Context helps us to make good security decisions–decisions that are based on risk, reason and facts, not necessarily best-practices or requirements. Keep an open mind.

Awhile back, I posted about how certain versions of Windows always have the capability to lose logs. I encourage you to read the full post to understand the issues involved, then come back here and continue reading.

The basic problem is that Windows loads the full log into a shared memory space, and if it’s too big, then logs will be silently dropped. That’s why it is very important to have a centralized logging solution with logs sent in real-time or pretty close to it.

So how does centralized logging affect the local retention settings? To know that, you have to make certain assumptions about log size, average number of events generated per day, and so-on. Let’s start with this quote from Microsoft’s Threats and Countermeasures Guide:

Although there is no simple equation to determine the best log size for a particular server, you can calculate a reasonable size. The average event takes up about 500 bytes within each log, and the log file sizes must be a multiple of 64 KB. If you can estimate the average number of events that are generated each day for each type of log in your organization, you can determine a good size for each type of log file.

For example, if your file server generates 5,000 events per day in its Security log and you want to ensure that you have at least 4 weeks of data available at all times, then you would want to configure the size of that log to about 70 MB. (500 bytes * 5000 events/day * 28 days = 70,000,000 bytes.)

70MB doesn’t sound so bad. It’s probably well within the architectural limits of this memory-mapped I/O thing, but even that may be too big.

A better way of calculating what the local log size should be is to consider the recovery time objective and recovery point objective of the centralized log server. That is, consider how long it might take you to get your log server back online in the event of a disaster, then base your local Windows logging settings on that.

For example, if your recovery point objective is three days, you want to make sure that the local Windows logs will collect for at least three days, but not much more than that. Ideally, you also want to make sure that the solution you’re using can forward the logs collected during the downtime, or have a high-availability solution as part of the plan.

Remember, the goal is to get the local log sizes as small as possible, not as large as possible. You want to make sure you’re not losing any logs, and the two best ways to achieve that are to use centralized logging and try to avoid maxing out the services.exe process. This is counter-intuitive, but when you think it through, you’ll realize that it makes sense.

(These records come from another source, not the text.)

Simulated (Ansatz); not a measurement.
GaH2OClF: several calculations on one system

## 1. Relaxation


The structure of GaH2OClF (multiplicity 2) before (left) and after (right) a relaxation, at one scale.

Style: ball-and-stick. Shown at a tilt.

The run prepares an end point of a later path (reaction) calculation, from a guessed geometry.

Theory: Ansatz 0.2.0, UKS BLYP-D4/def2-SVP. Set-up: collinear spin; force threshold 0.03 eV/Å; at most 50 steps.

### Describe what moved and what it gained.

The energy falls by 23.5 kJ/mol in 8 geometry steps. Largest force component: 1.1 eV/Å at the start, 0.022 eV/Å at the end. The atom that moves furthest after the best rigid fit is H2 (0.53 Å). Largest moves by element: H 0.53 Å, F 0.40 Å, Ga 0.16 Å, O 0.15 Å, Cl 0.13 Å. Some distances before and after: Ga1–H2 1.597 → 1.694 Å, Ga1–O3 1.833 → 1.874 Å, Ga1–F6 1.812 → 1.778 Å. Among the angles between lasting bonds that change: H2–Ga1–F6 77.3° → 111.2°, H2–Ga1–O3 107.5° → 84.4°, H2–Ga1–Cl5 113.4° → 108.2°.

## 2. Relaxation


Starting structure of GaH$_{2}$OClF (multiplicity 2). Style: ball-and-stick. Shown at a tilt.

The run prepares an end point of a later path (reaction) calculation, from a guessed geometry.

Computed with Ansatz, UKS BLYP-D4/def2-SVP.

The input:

Over at the Apache blog, you’ll find a nice and detailed incident report on the recent, successful attack on Apache.org. I thought it might be worth a few minutes to share my thoughts on their write-up.

First, I would like to say that the level of transparency in this response is truly commendable. Rather than sweep this under the rug, they have chosen to share the details of what happened, why it happened (more on that in a moment) and what their plans are to, hopefully, prevent future breaches.

I encourage you to read the entire post, because it is a good account of how actual, real-world attacks happen. Targeted attacks take advantage of trust (both in people and machines), shared and weak passwords, too much privilege and an assortment of other security 101 vulnerabilities.

The attacks consisted of a XSS vulnerability, brute-force logins, a shortened URL, password sniffing, password re-use and social engineering. Pretty typical stuff, really.

What I find most interesting about this report is the emphasis on technical countermeasures in the What are we Changing? section, when the attack succeeded primarily due to vulnerabilities in human beings.

• The Infrastructure Team members clicked on a cloaked and untrusted link, which launched a XSS attack.
• A brute force login succeeded against a poorly chosen password. But prior to it being successful, no one seemed to be getting alerts on so many failed login attempts.
• They once again exploited the Infrastructure Team by getting them to log in with a password that the team members, themselves, did not choose.
• They took advantage of cached passwords on the server.
• Slicehost didn’t respond to the attack when notified, which enabled one host to continue its attack against someone else.

These are all people issues. It’s the same stuff that we security types have been trying to hammer into the brains of people for years now. There are certainly technical countermeasures which could have helped, but this was an attack on people.

It’s easy for us to play armchair quarterback and be critical of the response, however that is not my intention, Rather, it is my intent to simply cast another light on the response so we can all learn and secure our assets more effectively.